Studio Prep


Here's a quick checklist for getting ready to go into the studio:

☐ Preproduction

The biggest mistake musicians make when entering the recording studio is failing to bring songs that have been carefully written, arranged, improved, and performed over time.

Play songs at shows; get feedback from anyone who will listen. If you record the song on any stereo device you can, whether it be a laptop computer, an iPhone, or even a cassette recorder, you will be able to listen, step back a bit and gain a different perspective. Then make changes based on that demo. Repeat the process. Yes, again.

As is written in this overview at Ultimate Guitar Dot Com, you often need to “Hone It Till You Hate It”. This process is also known as pre-production. The four most important points of pre-production are Song Selection, Keys, Tempos, Arrangements.

If you wait until you’re in the studio to think of these things, you are at a disadvantage; your recording could take longer and cost more money than you have anticipated.

A producer worth their salt will insist on some sort of pre-production work.

Here’s a great overview on Pre-Production from DiscMakers Pressing.

Define Roles.

The producer is responsible for the final product and the engineer is responsible for recording and mixing it. Sometimes that's the same person.


Who is going to be the producer of this effort? It's an important decision. Heavily involved in your project, a producer will possibly attend shows and rehearsals, work on arrangements, check your equipment, recommend outside musicians, decide what songs to record, schedule sessions, even coordinate budgets. They will see your project through completion, and help you get the best takes.

A producer should understand the overall artistic direction, be organized, have great communication skills, a good personality, and should bring a great deal of music theory and technical know-how to the table.

A producer doesn't have to be an engineer, and you may see sessions where a producer and engineer work together. A producer will be calling the shots and raising the quality of the album project, and the best producers will bring out the best sound from the band and engineer(s) and capture it for the world to hear.

Co-Producer (optional)

A co-producer will engineer an album and make suggestions / subjective comments in order for you to make the best recording possible. They’ll be active in assessing takes and suggesting sounds, arrangements, etc. Often times, they will jump into the session cold on the first day. Generally they will be the sole engineer as well.

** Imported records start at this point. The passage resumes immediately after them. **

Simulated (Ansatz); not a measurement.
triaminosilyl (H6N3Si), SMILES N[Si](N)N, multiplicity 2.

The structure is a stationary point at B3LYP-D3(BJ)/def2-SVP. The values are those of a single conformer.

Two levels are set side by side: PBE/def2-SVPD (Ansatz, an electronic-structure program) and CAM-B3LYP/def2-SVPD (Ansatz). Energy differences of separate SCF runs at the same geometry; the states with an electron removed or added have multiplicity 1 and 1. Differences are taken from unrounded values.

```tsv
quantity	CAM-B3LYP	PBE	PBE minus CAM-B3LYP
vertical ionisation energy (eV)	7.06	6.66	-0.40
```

An engineer knows how to operate the recording equipment in the studio, get sounds and accommodate the requests of the artist or producer. Sometimes, a producer will perform this function. An engineer worth their salt should be able to make quick decisions, set up headphone mixes fast, know every microphone in the studio, and get the best possible sound in any situation.

Bottom Line?

Without both producer and engineer skill sets present, you will never get the best recording that you can.